Web5: Future of internet? | The TheSpuzz

By Shubhangi Shah

As we are still wrapping our heads around Web3, with its blockchain, metaverse, and digital avatars , technologies that still seem futuristic, Twitter founder and former chief Jack Dorsey is already speaking of a Web5. The announcement was made during a Web3 festival last month. It is his vision of a decentralised future web that is run on Bitcoin, with user data and identity at the heart of it. Post the announcement, Dorsey said, “This will likely be our most important contribution to the internet.” The project is being developed by The Block Head (TBD), the Bitcoin unit of Dorsey’s Block, a financial payments and digital payments company that he founded with billionaire businessman Jim McKelvey.

What are Web 1, 2, & 3?
Before delving into Web 5, let’s go through its predecessors. Web 1 can be termed as the first-generation internet, the read-only type that consisted of static web pages with a passive, one-way engagement. Then came Web 2, which possessed the ability to both read and write. Here, the users could flexibly engage with the servers and other users, and led to the formation of what is called the social web. Web3 is a developing version of the web, which is run on the blockchain with decentralisation at its heart. It’s the read-write-execute web, where users can interact with one another without the need of an intermediary. This does away with the threat of censorship from the government or the big tech companies that control today’s internet.

Web5: A peek into the future
Dorsey calls Web5 a combination of Web2 and Web3. While the latter is being developed on a number of blockchains, Web5 is conceptualised to be built on Bitcoin. It’s crucial to clarify here that Web5’s monetary layer will be built on the foundation of Bitcoin. However, its other components will be built based on varying technologies.

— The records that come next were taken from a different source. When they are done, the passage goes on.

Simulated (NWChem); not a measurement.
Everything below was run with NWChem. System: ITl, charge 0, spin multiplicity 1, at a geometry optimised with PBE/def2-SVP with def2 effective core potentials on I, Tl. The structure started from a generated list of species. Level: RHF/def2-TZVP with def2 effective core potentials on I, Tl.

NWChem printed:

Web5 was announced by the TBD during CoinDesk’s Consensus Festival in June 2022. Speaking about it to the media house, Dorsey’s TBH had said, “Identity and personal data have become the property of third parties”. Elaborating on Web5, it added, that it “brings decentralised identity and data storage to individuals’ applications. It lets developers focus on creating delightful user experiences while returning ownership of data and identity to individuals”. It should be noted here that data protection has become a key issue in how today’s web works. The tech platforms today collect users’ data with the threat of it being sold to another party. Just like Web3, Web5 will allow users to interact without an intermediary, bringing down the threat of censorship by the government and the big tech companies. Another aspect of Web5 is the decentralised identity, which would allow users to hop from application to application without the need to log in explicitly.

Why is Dorsey creating web 5?
Web3 is still developing. Its concept is still understood by a few tech developers and experts. So why is Dorsey developing its successor when the previous technology is still in the pipeline? The central idea behind Web3 is to create an internet that is decentralised, which means that it is free from the control of a few large tech companies. It is based on blockchain, the same technology that runs the whole cryptocurrency game. However, Dorsey does not seem to believe that it is fully free. “You don’t own web3,” he had said in a tweet in December last year. “The VCs and their LPs do. It will never escape their incentives. It’s ultimately a centralised entity with a different label. Know what you’re getting into…,” he added. He had also shared a meme on how the venture capitalists (VCs) would benefit from it. In another tweet, he appeared to hint that this space is already controlled by the venture capitalist firm Andreessen Horowitz, a Web3 advocate and an early backer of the social media giant Facebook, now Meta. It happened when Tesla chief Elon Musk, another tech bigwig who has expressed doubt over Web3, tweeted, “Has anyone seen web3? I can’t find it.” “It’s somewhere between a and z ,” Dorsey had replied.

How Web5 might look like
On its website, the TBD paints a few pictures of what Web5 might look like.

One of them involves ‘Alice’ who holds a “digital wallet that securely manages her identity, data, and authorisations for external apps and connections”. She “uses her wallet to sign in to a new decentralised social media app”. Since Alice was already connected with the app, she “does not need to to create a profile”. Also, all the connections, relationships and posts she creates through the app are stored with her, in her decentralised web node. Now Alice can switch apps whenever she wants, taking her social persona with her.

Another example involves Bob, another Web5 user. A music lover, he “hates having his personal data locked to a single vendor as it forces him to regurgitate his playlists and songs over and over again across different music apps”. “Thankfully there’s a way out of this maze of vendor-locked silos: Bob can keep this data in his decentralised web node. This way Bob is able to grant any music app access to his settings and preferences, enabling him to take his personalised music experience wherever he chooses,” it explains. The web controlled by tech companies has come up to be a big problem. It poses a threat to censorship, on the one hand, and users’ data, on the other. How new technologies will develop to tackle these, time will tell.